After a quick comparison, I must say I prefer the newly
mixed 4.0 track to the standard surround—the newer mix has greater dynamic
range, and makes impressively bold use of the multiple channel capabilities.
My receiver actually read it as a 5.0 track, showing signals to the front
left, center and rear speakers and two separate signals to the rears, rather
than a singular mono signal (and no signal to the subwoofer).
For starters, the musical score in its more intense moments enjoys a full
front-to-back orchestration. Both
front and rear channels are used extensively for dialogue and movement effects:
note how when a character crosses in front of another while speaking, the
dimensions of the audio seem to shift with him.
Or how simply crossing a room from left to right or front to back subtly
changes the audio. Impressive!
Better still is when Andre fires up his teleportation machine.

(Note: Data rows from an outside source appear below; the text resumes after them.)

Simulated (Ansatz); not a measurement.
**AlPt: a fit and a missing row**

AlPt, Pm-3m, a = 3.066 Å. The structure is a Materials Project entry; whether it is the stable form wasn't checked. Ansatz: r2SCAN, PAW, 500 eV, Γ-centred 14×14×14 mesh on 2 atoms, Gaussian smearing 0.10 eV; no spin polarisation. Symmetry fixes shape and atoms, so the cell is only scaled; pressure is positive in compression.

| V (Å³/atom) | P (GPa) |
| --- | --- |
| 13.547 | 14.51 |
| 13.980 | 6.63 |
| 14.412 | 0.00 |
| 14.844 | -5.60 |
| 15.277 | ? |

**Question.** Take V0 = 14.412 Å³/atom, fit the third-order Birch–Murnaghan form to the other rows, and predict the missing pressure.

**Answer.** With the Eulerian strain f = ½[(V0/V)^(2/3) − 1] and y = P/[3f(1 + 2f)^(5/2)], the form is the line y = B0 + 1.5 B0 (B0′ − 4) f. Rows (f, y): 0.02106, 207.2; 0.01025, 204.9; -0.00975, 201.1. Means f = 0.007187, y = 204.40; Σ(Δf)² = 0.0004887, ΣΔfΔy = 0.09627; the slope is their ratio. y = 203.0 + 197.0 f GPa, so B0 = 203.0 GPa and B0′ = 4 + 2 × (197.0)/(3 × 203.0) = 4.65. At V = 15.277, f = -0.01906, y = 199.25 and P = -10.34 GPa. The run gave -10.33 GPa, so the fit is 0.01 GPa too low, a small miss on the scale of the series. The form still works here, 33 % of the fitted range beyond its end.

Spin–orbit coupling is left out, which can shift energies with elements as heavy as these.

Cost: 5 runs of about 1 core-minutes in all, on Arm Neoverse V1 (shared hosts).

It gets quite loud and noisy, thanks to effective use of the rear
channels. Listen, too, for the
sound of the cat when it disappears into space.
Creepy! I noticed a few
minor instances of hiss, particularly when one scene fades out and another fades
in, but I stress VERY minor. Noticeable,
but not distracting. Overall, I
don’t think I’ve heard a multi-channel digital remixed soundtrack for an
older film as boldly created as this one—in other words, REALLY making it a
full surround experience, rather than just timidly hiding a few musical cues in
the rear channels. I liked it!
RETURN OF THE FLY
Vincent Price, Brett Halsey, David Frankham, John Sutton, Dan Seymour
Director: Edward Bernds
Audio: Dolby Stereo, Dolby Mono
Video: Anamorphic Widescreen 2.35:1
Length: 78 Minutes
As long as sons are willing to repeat the mistakes of their
fathers, sequels are always a possibility in the world of horror.
Unfortunately, I always find it a little suspect when hardly anybody from
an original film returns for said sequel. That’s
usually not a good sign, and it happens to be the case in Return
of the Fly, whose only personnel link to the first film is Vincent Price.
Here, he gets top billing, but even less of a screen presence than
The picture opens with the funeral of Helene, the
sister-in-law of Francois (Price) and mother of the now-grown Philippe (Halsey).
Apparently, the horrors that
occurred in the first movie, where her husband was hideously transformed by an
experiment gone wrong, had haunted her to the end of her days.
Yet Philippe, once he finally learns the truth of his father’s work,
becomes determined to pick it up again, against the wishes of his uncle.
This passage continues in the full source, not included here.